I hired from all over the world to get different viewpoints, and my prompts were usually very open. It would be something like: An historic fiction set in your country's or region's capitol city during a war.

And I would have 5 openings for stories similar to that.


Exact same issue happened to me as well. It was a Chinese iOS developer. Did an OK job, was planning to give him good reviews anyways, until he gave the condition to leave a 5-star review or no code. Got in touch with his team leader and matter was resolved quickly. Ended up leaving a negative review.

Generally, had very positive experiences with Upwork and other platforms including Freelancer.com which I no longer use anymore.


This is why escrow companies exist. They are specifically to handle the case where parties need to transact but can't risk trusting each other.

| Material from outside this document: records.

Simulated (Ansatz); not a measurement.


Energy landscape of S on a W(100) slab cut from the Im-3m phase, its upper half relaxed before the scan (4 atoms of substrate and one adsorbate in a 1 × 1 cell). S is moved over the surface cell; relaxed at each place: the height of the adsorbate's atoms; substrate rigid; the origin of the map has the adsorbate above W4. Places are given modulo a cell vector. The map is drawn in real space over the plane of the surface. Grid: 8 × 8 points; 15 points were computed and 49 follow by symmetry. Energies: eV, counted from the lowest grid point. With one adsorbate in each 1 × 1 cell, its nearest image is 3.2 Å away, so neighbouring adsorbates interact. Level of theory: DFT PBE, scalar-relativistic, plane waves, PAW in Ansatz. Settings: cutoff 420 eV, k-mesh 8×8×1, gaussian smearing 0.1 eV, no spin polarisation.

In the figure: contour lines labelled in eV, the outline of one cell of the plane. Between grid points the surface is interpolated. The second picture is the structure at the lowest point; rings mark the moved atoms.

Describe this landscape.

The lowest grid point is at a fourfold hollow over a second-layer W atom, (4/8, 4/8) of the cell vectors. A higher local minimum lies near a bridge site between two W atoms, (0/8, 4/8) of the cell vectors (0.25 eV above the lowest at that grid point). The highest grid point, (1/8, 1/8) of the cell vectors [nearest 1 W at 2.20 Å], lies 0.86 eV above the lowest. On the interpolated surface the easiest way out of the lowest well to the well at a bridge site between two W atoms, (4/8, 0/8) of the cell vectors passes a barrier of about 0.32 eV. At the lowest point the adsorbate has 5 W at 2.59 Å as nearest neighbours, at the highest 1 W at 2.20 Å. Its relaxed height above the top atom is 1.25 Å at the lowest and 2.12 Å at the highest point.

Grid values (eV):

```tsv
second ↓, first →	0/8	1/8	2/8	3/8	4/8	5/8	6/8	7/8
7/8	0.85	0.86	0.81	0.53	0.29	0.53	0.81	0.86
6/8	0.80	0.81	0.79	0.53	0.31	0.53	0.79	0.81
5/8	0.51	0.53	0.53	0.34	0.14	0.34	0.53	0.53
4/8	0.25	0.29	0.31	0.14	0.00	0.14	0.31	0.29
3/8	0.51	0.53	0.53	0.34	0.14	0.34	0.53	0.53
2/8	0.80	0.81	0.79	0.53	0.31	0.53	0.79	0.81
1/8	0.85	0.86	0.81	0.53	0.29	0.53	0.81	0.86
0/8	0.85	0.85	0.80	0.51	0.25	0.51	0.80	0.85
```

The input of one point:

These companies (freelancer, upwork/odesk) aren’t really escrow companies: they are scalpers of financial transactions they enable and provide.


And it seems they've found they need to keep the supplier happy as there's plenty of demand, especially if you have all of the "5 star" ratings - whether legitimately earned or deceptive because of practices of bad actors including the platforms lack of integrity themselves.


Didn't you have to release the milestone in order for the developer to be paid?

Doesn't the rating part come after the contract is closed?


I don't remember how the system was designed at the time - they wouldn't have given me the code regardless until it was shown I gave a 5-star rating; it wouldn't matter what technical protocol was implemented if they don't care to follow it.


I tried Freelancer.com for hiring. After a quite search and failure to find someone to do the job, I decided to pull out. They refused and did hold around $500 of my money there. They also ended up locking the account. That was many years ago. Needless to say, I stopped using these websites for good either ways (hiring or being hired).


Disclosure: I worked for Freelancer.com seven or eight years ago back in Australia and know the founder.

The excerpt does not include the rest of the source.